The National Science Foundation has awarded $15.5 million to researchers at the University of Chicago over six years to establish a new field of physics that focuses on how living matter can store, retrieve, and process information.
Known as the Center for Living Systems, it is one of four newly funded National Science Foundation Physics Frontier Centers in 2023 nationwide and will be led by Margaret Gardel, the Horace B. Horton Professor of Physics and Molecular Engineering.
“We aim to establish a new field of physics that focuses on how living matter adapts to its environment on timescales ranging from milliseconds to billions of years,” said Gardel, director of the James Franck Institute and member of the Institute for Biophysical Dynamics. “This will both deepen our understanding of living systems and open opportunities for new technologies.”
“The new Center for Living Systems reflects UChicago’s tradition of defining new fields of science,” says Angela Olinto, dean of the Physical Sciences Division. “We are looking forward to the ground-breaking discoveries in the multidisciplinary approach to the physics of living systems.”
New avenues
Physicists have traditionally focused on materials in our physical, or non-living world—from understanding how they deform in response to external force to how electrical charge may be stored or moved around.

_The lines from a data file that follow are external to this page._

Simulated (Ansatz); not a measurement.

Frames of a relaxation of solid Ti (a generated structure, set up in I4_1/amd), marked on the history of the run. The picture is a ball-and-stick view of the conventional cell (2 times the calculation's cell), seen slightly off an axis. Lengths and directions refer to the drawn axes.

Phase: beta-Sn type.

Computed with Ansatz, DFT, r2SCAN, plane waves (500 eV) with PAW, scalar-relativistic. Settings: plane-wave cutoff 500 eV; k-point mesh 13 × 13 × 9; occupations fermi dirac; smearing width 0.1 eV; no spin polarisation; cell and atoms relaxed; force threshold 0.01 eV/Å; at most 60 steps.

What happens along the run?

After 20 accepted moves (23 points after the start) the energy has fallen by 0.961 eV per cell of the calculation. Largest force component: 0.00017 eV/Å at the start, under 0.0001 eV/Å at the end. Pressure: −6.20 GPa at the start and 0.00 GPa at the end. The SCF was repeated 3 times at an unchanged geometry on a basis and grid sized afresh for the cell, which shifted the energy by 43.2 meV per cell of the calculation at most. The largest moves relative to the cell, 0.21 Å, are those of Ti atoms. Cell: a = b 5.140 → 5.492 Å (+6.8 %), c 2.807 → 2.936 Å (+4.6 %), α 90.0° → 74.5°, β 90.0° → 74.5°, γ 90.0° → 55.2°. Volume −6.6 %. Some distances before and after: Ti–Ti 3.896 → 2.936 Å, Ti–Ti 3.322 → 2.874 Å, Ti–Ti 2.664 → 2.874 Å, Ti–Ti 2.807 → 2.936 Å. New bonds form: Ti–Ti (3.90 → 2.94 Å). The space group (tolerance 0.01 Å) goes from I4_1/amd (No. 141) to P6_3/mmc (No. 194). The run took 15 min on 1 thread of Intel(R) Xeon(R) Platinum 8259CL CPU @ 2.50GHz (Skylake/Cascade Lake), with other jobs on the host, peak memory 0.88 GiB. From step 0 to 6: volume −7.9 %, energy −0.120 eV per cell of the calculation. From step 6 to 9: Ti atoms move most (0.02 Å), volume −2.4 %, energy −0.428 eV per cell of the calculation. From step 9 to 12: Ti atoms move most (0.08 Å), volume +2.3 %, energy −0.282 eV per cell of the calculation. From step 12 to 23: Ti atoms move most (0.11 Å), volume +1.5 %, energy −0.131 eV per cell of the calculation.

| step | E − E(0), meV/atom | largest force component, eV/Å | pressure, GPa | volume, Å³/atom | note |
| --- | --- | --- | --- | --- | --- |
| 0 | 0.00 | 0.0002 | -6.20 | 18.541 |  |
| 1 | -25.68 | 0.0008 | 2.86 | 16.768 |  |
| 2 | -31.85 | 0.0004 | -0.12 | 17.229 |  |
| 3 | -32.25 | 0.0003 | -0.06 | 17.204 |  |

However, life is a form of matter that poses new questions and applications that haven’t yet been explored as deeply, the scientists said.
“Living matter continually changes its structure in response to its environment and evolves in an open-ended way, something that non-living matter typically does not do—even though both are subject to the same rules of physics,” said Arvind Murugan, an associate professor of physics and member of the James Franck Institute, who will serve as deputy director for the center.